Manager Rocco Baldelli has admitted as much.

The starting pitching is the only thing barely holding the Twins onto a top spot in the AL Central -- which isn't a great metric for success. My concern at the beginning of the season was the Twins had no true offensive identity.

Unfortunately the prophecy of this statement is beginning to manifest.

Things started to move back in the right direction with a series win over the Red Sox, but it's still time to consider addition by subtraction with the Twins.

The Max Kepler saga has likely played itself out. The power production has dipped to a point that doesn't justify the low average and OBP. His contract expires at the end of the season with a $1 million buy out. At this point he's a glaring hole in the line up. He has to get going or his days will be numbered -- more than it already seems they are. Perhaps the Twins brass has seen enough of the 4-3 putouts?


Following closely behind Kepler is Christian Vazquez. Vazquez was signed as veteran insurance. His production at the plate has been insignificant. He brings a veteran presence, but with a .220 average and an OBP under .300 is he giving anything to the club offensively?


With comparable and likely better options available in Matt Wallner in the outfield and Chris Williams at catcher amongst others available. Kepler's and Vazquez's time in a Twins uniform seems limited. The ? we're all asking is now the time to cut ties or wait til season end.
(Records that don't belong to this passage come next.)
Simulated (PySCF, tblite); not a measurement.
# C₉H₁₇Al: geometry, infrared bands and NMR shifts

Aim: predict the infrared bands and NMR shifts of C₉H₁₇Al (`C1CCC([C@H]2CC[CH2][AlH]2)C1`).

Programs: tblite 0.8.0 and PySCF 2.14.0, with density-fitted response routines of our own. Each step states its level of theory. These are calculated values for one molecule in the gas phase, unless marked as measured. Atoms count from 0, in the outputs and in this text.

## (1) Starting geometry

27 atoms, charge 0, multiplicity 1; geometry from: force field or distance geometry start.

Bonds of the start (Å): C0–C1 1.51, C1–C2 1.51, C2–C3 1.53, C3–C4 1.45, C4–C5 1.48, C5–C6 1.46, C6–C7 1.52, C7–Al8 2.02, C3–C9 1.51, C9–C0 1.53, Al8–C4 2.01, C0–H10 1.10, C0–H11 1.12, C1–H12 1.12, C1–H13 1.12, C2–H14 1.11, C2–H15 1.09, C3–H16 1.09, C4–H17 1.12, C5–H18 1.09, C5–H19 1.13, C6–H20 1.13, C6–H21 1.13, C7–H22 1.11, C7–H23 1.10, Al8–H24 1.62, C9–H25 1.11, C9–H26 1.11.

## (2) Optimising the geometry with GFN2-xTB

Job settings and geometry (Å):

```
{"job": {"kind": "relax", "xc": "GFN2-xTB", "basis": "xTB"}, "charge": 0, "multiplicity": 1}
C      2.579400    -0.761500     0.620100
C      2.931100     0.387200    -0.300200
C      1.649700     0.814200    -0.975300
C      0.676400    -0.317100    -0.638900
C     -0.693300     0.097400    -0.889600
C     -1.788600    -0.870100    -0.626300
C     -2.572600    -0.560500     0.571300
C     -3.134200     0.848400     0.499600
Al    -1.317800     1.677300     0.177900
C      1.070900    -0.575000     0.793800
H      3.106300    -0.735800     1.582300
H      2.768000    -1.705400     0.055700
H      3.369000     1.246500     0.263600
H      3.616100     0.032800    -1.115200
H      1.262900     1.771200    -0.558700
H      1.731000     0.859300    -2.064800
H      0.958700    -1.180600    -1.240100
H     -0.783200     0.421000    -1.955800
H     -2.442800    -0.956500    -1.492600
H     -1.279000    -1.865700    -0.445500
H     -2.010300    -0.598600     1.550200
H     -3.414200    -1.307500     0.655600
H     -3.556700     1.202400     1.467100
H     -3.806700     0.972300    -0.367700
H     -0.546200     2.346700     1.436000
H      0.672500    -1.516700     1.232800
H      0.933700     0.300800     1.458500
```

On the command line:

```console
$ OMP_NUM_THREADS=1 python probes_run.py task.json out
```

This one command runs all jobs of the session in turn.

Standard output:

Joey Gallo is a curious case. He's basically come as advertised with hitting for power, but extremely strike out prone while hitting for very low average, currently .192. He's tied to the Twins until the end of the season with his $11 million salary. With he and Kepler being clones of each other do we need "strike out twins" in the Twins line up? Is Christian Vazquez worth keeping around?

The Twins simply have to get an offensive identity going before it's too late to form one that matters. They're not really a home run hitting team, though they try to be. They don't hit for enough average to be considered a small ball team.

For a team searching for runs some changes may have to take place.